II. That love occupies the most exalted place in the Christian character.—“Above all these things.” Not simply in addition to, but over and above all these, put on charity, as the outer garment that covers and binds together all the rest. Other graces are local and limited in their use; love is all-expansive and universal. A philosopher, in a vein of pungent satire, has dilated on the philosophy of clothes; and experience testifies how mightily the world is influenced and instructed by outward appearances. As the dress frequently indicates the rank and importance of the wearer, so the garment of love, worn without ostentation or pride, is the badge by which the Christian is known in the world (John xiii. 35). Love is the presiding queen over all Christian graces, inspiring and harmonising their exercises, and developing them into a living and beauteous unity of character. The apostle fixes the exalted rank of love in 1 Cor. xiii. 13.

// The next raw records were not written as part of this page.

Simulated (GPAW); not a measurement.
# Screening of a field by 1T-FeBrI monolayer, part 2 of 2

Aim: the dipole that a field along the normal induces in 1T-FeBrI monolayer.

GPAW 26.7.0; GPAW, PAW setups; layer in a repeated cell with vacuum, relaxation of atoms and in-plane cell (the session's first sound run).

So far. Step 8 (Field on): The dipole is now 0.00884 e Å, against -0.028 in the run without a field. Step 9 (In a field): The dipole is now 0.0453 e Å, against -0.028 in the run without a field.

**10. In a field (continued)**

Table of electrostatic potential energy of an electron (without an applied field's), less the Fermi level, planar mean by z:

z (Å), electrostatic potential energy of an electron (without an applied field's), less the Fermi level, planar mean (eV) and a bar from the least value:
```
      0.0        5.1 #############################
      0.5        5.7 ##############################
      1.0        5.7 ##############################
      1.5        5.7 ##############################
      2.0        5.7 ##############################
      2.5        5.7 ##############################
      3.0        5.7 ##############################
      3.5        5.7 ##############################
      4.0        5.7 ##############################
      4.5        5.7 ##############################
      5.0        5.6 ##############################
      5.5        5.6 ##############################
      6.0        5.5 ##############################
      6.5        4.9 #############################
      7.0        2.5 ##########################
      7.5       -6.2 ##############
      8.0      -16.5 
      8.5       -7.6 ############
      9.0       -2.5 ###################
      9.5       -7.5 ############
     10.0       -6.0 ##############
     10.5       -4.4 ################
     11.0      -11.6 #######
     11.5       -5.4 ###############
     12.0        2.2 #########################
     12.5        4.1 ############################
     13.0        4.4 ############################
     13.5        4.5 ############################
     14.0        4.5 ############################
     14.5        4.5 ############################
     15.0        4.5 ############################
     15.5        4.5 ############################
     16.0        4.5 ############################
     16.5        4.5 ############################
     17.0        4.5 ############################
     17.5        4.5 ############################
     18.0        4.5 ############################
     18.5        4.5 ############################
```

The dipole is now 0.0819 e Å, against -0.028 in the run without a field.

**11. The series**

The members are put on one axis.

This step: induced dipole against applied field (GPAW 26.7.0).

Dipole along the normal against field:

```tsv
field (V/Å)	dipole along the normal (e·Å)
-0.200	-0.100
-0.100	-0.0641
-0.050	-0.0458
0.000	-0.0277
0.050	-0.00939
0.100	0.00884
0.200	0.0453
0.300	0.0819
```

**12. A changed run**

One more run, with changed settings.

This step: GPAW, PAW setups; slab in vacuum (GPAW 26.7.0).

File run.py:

III. That love is the pledge of permanency in the Christian character.—“Which is the bond of perfectness.” As a girdle, or cincture, bound together with firmness and symmetry the loose flowing robes generally worn by the ancients, so love is the power that unites and holds together all those graces and virtues which together make up perfection. Love is the preservative force in the Christian character. Without it knowledge would lose its enterprise, mercy and kindness become languid, humility faint, and longsuffering indifferent. Love binds all excellencies together in a bond which time cannot injure, the enemy unloose, or death destroy. No church, or community of individuals, can exist long without the sustaining power of love. It is not a similarity in taste, intellectual pursuits, in knowledge, or in creed, that can permanently unite human hearts, but the all-potent sympathy of Christian love. Charity never faileth.

IV. That the perfection of the Christian character is seen in the practical manifestation of love.—“Put on charity.”

1. Love is indispensable.—It is possible to possess many beautiful traits of character—much that is humane and amiable—without being a complete Christian: to be very near perfection, and yet lack one thing. Without love all other graces are inconsistent, heartless, wayward, selfish. They are but as sounding brass and a tinkling cymbal. Charity is indispensable to give life, force, meaning, truth, permanence to the whole. It supplies the imperfections and defects of other graces and virtues.

2. Love is susceptible of individual cultivation.—It may be “put on.” We may have more if we strive after it and faithfully use what is already possessed. It is a pressing, practical duty which all Christians are bound to attend to. And yet there is no grace which is more constantly suppressed. What a power the Church would become, and how marvellously would the character of the world be changed if love had a freer scope and was universally exercised. The pretentious coverings of sectarianism and bigotry would vanish, and the whole Church of the redeemed be girt with the ample robe of a seamless unity. To win the love of others we must put it on ourselves.

Lessons.—1. The mere profession of Christianity is empty and valueless. 2. Every grace of the Christian character must be diligently exercised. 3. Above and through all other graces love must operate.

MAIN HOMILETICS OF VERSE 15.

The Rule of Divine Peace.

War in any form is unfriendly to the growth of piety. The soul is tossed on the waves of disquietude, and courage—the principal virtue called into exercise—is apt to acquire an unnatural and unhealthy development at the expense of all other graces. The whole structure of the Christian character is dislocated and thrown off its balance. Peace restores the soul to its true equipoise, fixes every power in its just relation to each other and to the whole, and encourages the harmonious cultivation of that love which is the bond of perfectness. Lord Bacon has said: “It is heaven upon earth to have a man’s mind move in charity, rest in Providence, and turn upon the poles of truth.” In this verse we are taught that the one supreme umpire in the heart, by which all differences are to be settled, is the peace of God—the destined end of the Christian calling, in which is realised the unity belonging to members of one body; and that this blessing is to be sought in a spirit of thankfulness. Observe:—

I. That peace is a Divine blessing.—“The peace of God.” Some of the oldest manuscripts have read, “The peace of Christ”—a reading adopted by the ablest biblical critics. The verbal difference, however, is of no moment. The truth is the same: it is equally the peace of God and the peace of Christ—a Divine tranquillity filling the soul with a calm that no mere worldly power can give or take away, and that the ocean-surges of trouble can never diminish or disturb. Christ hath made peace through the blood of His cross and left it as a sacred legacy to all His disciples through all time. In its essence it is the peace that Christ Himself enjoys—a sublime calmness similar to that which pervades the Divine bosom. It is not like the long, painful, oppressive stillness that is the precursor of a storm, but a profound, pervasive, heavenly quiet that soothes while it invigorates the soul. It proceeds from God through Christ and is maintained and nourished in the heart as a positive, gracious reality and priceless blessing.